As pay packages for Port Authority cops continue to soar, the case for scrapping the PAPD grows stronger by the day.

As the Empire Center reported Tuesday, the insanity brought the average pay for the PA’s 8,169 employees to nearly six figures — $99,654 — in 2017, up 1.7 percent over 2016’s astronomical levels.

The 1,776 PA cops averaged $132,414. Some 214 PAPD employees got more than $200,000 each; eight, more than $300,000.

And Sgt. Kevin Cottrell raked in a jaw-dropping $403,028, with $214,835 from OT — after drawing a whopping $319,922 last year.

Cops’ pay includes not just base salary and overtime, but comp-time cash-ins, longevity bonuses and more. The OT (which in turn boosts pensions) is driven by obscene “contractual issues and a culture within the police department,” as ex-PA commissioner Ken Lipper has put it. Indeed, the 400-page contract is 10 times the length of NYPD cops’.

That’s partly why Judith Miller and Alex Armlovich in an in-depth 2016 City Journal analysis called the PAPD one of America’s “most overpaid, poorly supervised and unresponsive forces.” It’s “a weak link” in the area’s “public-safety profile,” they warned.

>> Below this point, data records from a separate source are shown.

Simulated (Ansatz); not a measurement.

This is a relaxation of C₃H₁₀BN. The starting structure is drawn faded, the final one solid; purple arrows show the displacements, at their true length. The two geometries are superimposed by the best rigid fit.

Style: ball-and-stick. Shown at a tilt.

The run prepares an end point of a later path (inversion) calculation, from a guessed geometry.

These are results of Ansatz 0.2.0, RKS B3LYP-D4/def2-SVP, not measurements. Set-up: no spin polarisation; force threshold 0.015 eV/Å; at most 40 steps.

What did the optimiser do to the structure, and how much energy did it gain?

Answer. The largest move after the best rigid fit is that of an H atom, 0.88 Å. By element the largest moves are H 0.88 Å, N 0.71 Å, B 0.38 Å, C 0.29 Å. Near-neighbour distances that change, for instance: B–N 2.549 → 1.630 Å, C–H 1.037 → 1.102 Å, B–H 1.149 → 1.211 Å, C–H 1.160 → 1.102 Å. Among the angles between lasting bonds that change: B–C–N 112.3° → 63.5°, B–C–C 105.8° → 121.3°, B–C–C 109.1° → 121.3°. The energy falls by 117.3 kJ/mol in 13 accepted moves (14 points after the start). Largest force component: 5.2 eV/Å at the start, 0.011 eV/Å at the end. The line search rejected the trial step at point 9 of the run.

The sky-high police pay helps explain why drivers must shell out a whopping $15 for PA bridge and tunnel tolls. It’s got to stop.

Last year, we urged the agency to rein in the abuses as it renegotiated the police-union contract, which lapsed in 2010. Those talks continue — as do the obscene payouts. Far better to just ditch the PAPD altogether and hand the job to cops who can do it better — and for less.